And sure, maybe “compassionate” or “inquisitive” isn’t exactly a great selling point in asking for a pay raise.  But what if it was?  And what if those things weren’t just words we used to make us feel better when the world deals us all a shitty hand?  What if we put true value in qualities that make up beautiful, loving humans?  What if instead of asking “What do you want to be when you grow up?”, we started asking children “Who do you want to be? And how are you going to get there?”

I am going to try and do this with the young ones in my life, and I encourage you to do the same.  What are some other questions we could be asking children in our lives?  Share what you do to help validate our children and encourage their growth!

 

On Children and Race

People love children.

They’re adorable, innocent, and wondrous, little human people.  For the most part, anyway.

And I fall into the societal assumption that children are these beautiful things to be protected and sheltered from harm.  It’s not that I don’t think they should be or aren’t amazing.  I love kids and I think everyone should value and respect them.

But I’ve been thinking that it’s strange how much adults love children compared to other human people.  And when kids are going through tough situations, for some reason, it seems like everyone feels that pain more than the pain adults or teenagers feel.

Today, I felt helpless.

A little girl told me that she didn’t like her skin.

It wasn’t because it was sunburnt or dry or scabbed over from falling while playing a mean game of double-dutch (do kids even play double-dutch anymore?).

It was because of the color.

And I have studied the theories of racism –internal, institutional, personally-mediated.  So, it shouldn’t be a shock when I hear that people dislike, or even hate, the race they are.

And I’ve met grown people who have internalized racism.  And I feel bad for them and it makes me angry beyond belief to think that a person would hate themselves so much because of something so arbitrary (and when I say arbitrary, I don’t mean it is meaningless), as race.

But hearing and seeing a child–a happy, funny, sweet, caring child– look down at her skin and say she hated it, then look at my lighter skin and say that’s what she wants…it completely broke me.

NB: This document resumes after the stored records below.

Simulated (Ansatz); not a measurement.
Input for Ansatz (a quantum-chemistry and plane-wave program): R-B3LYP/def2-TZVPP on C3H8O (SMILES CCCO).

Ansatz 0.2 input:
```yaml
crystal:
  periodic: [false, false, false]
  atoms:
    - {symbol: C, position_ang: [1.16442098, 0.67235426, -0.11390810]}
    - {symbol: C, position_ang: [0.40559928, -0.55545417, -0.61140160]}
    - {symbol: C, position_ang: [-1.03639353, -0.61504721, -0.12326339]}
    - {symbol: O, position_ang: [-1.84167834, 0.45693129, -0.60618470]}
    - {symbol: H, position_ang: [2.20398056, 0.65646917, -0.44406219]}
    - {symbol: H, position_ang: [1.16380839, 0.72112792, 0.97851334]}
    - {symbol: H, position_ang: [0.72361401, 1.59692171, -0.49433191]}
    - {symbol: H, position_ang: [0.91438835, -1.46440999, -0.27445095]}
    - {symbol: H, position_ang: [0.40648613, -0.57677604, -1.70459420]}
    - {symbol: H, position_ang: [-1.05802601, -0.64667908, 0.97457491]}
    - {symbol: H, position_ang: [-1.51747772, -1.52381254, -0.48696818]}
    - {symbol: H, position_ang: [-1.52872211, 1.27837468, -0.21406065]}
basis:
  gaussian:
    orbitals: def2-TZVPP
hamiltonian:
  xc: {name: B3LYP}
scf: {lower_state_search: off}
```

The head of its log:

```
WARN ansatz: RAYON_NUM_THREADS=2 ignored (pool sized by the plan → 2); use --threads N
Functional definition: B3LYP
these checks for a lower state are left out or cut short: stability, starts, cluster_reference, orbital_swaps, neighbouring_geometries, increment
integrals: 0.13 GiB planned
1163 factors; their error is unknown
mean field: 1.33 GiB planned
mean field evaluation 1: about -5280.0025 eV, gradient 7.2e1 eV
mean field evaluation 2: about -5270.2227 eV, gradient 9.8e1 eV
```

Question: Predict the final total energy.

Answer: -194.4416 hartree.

She didn’t say it in a sad voice either.  I think that’s what made it more difficult.  It was just a simple truth to her.  Just like a kid saying they didn’t like brussel sprouts or doing math homework.

I told her she was funny, talented, and beautiful, no matter what color her skin.  But, it didn’t seem like enough.  She nodded and sighed.   Even if I or her family or her friends say reassuring words, the world around her denigrates blackness to such an extreme.  Working towards an equitable society that values and respects the color of someone’s skin is so much more than one person can handle.

And I know that this little girl isn’t a needle in a haystack.  I know there are people, children and adults alike, that dislike how they look.  And just because someone is or isn’t a child, doesn’t mean their feelings are any more or less valid.  Racism, internalized or not, hurts everyone.

It’s going to take a lot more than reassuring pats on the back to make this right, and in the meantime, I don’t exactly know how to move forward.

What Happens When You Reach a Certain Age

And no, I’m not talking about the oh-so-ridiculously high drinking age of 21 (thanks, America).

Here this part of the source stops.